On the other hand, I'm still researching meat goats. It may take a visit to a meat goat operation to put that dream on hold too. :-)

Comment by anna Sat Sep 17 15:13:33 2011
The wife type person has visions of dairy goats too. I'm not anti-goat but the time and start up expense was more than I have been willing to invest. Meat goats.... There is a meal I'm afraid I would have to eat alone, so for now somebody else has got my goat, I guess. ( sorry I can never resist a play an words....lol)
Comment by Justin Sat Sep 17 18:09:24 2011
I did my best to sway Mark with a dark chocolate, goat milk pie, but it didn't sweeten the pot enough. :-) He said he'd eat goat meat, though (especially if we bought it...)
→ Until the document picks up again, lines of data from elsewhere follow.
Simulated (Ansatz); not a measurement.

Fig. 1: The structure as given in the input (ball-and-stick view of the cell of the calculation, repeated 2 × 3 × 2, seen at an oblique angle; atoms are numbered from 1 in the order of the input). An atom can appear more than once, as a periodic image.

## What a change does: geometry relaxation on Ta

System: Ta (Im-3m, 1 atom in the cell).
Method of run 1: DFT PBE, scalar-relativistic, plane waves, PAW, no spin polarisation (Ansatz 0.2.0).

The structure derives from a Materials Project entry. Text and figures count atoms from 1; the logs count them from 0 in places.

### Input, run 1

Comment by anna Sun Sep 18 14:44:28 2011
Don't resist the goats! Goats are fantastic. Yes there is a little bit of time, and some money involved, but pound for pound I have to say that for our homestead, the goats have been the best investment.
Comment by Niki Tue Sep 20 16:28:46 2011
I'm trying so hard to resist --- your comment does not help. :-) Maybe if I really want them, I just need to think of them as a two year project. Whenever I look at our to-do list for this winter, I don't see how I could fit preparing for goats amid the other pressing projects.